Iggy the Hymer motorhome is sitting in a Sports centre carpark in the little Portuguese town of Aveiro. It is already our 6th night in Portugal, and our last Spanish stop at Ciudad Rodrigo seems a long, long time away.
A world away, a lifetime away. To write of it now tonight I have to reach back, back… beyond Venetian style tourist boats plying to and fro on the Aveiro canal. The fish restaurants, cobbled hills, dauntingly high bridges and painted houses of Porto. The incredible scenery of the mountainous, Portuguese interior. And the entrancing completeness of the fortified village of Almeida.
Last Stop in Spain
But I have been a naughty blogger and not kept up to date! So reach I must. Into the trail of our road dust, straight across this country, from West coast to Eastern boundary. And there, just a few miles into neighbouring Spain, Ciudad Rodrigo lies waiting within it’s ancient stone walls.
It was Tuesday 19th February when Iggy trundled his way into the more modern town lying outside the city walls. We were expecting to park up in the market square, but a fair was setting up and we retreated a few streets down to a spot near a playpark. There was already an older Hymer parked up there and it was a decent spot that wasn’t in anyone’s way.
Ciudad Rodrigo had looked like a nice stopover for our last night before switching countries. I had a lot of writing to catch up on, and it looked interesting without being too time consuming. Oh me and my “not too interesting” spots!
I should have known by now that the chances of getting away with doing not a lot, were going to be pretty slim unless we just parked up in a modern, suburban supermarket for the night! Even then it would probably be the annual clown festival day! Hosted by the supermarket. In their carpark!
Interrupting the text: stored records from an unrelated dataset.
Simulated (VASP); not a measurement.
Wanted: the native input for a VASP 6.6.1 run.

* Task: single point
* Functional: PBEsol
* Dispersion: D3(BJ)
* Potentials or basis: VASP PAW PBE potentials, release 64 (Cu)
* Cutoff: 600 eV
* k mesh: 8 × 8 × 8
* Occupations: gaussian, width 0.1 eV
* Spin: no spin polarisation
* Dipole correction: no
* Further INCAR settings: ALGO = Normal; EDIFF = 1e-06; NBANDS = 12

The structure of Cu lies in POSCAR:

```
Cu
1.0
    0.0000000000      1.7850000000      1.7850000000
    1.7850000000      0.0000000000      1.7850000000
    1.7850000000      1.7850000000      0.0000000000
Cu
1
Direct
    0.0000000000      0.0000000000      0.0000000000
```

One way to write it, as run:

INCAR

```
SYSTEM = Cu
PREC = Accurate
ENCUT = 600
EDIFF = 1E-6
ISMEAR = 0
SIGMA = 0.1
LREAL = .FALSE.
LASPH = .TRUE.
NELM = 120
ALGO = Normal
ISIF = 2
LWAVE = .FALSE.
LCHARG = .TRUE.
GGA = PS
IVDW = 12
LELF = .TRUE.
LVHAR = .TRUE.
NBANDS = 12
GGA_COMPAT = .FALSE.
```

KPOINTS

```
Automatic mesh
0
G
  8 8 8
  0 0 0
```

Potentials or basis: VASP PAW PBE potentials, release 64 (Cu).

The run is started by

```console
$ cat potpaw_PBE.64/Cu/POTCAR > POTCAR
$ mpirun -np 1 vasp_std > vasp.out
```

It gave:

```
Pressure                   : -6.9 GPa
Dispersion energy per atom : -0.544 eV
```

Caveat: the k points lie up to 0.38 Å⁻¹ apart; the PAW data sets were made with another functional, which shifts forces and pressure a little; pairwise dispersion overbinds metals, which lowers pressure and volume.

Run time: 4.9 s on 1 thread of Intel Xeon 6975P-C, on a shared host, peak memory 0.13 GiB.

Ciudad Rodrigo then, naturally, proved to be a fascinating ancient city. Still nestled securely inside it’s fully intact 12th century stone walls, the entrance to the city is through the outer fortifications and moat. Immediately our attention was taken by the strange metal barriers running either side of the approach road into the old city. What were these?
It didn’t take long for the answer to pop into our heads. Fences for a Bull Run. Either some kind of full on Bull torturing festivities had either just taken place or were shortly going to happen. The metal fences were covered in the names of local companies, we were in Spain, and there was a fair in town. Two and two was definitely looking a bit like four.
With a festival of the Bovine variety our top guess we proceeded on through the long, narrow entrance tunnel otherwise known as the City Gate. Or one city gate. There were, in true fairytale style four entrance gates, of various sizes, and all shared by people and vehicles alike. We waited for a car to drive through and then dodged hastily along the cobbles in the wake of an elderly Spanish local.
Our usual cowardly technique of avoiding death by traffic by stalking pensioners has proven pretty effective so far. There seems to be a general reluctance to run old folk over – no matter how crazy the driving! Though the habit of said old folk of apparently just throwing themselves into the path of oncoming vehicles without so much as a look can be a bit daunting to emulate!
This strategy has always worked so far though, and this time was no exception. We made it safely through the long, pavement-less, tunnel of potential death, and back out into the bright sunlight of the ancient city beyond.
The desire to drop to my knees and embrace the life giving yellow orb in the sky was strong in me. Sadly my knees aren’t quite as keen on these shenanigans as they were thirty odd years ago, so I settled for taking lots and lots of photographs instead!
Tis a pretty old town without really trying to be is Ciudad Rodrigo. Encased in metres thick, 900 year old walls, and even longer history, I guess it doesn’t have to make any attempts to impress. It kind of manages that just by existing at all.
A Load of Old Bull
Although we’d never heard of the city before, it was clearly on some kind of tourist path judging by the small, but noticeable, numbers of visitors for a February afternoon. More bull fences, and structures in the making around the streets and the main square, numerous posters and a quick glance at the town website confirmed that Ciudad Rodrigo is a bit of a contender on the Bull Festivities circuit.
There had been Bull Run/Fight events in the region, and the city, throughout February, and there was a three day Bull Carnival at the beginning of March. Ciudad Rodrigo had a history and tradition of the bulls being driven through the runs by men on horseback, and a beautiful statue outside the gates attests to this.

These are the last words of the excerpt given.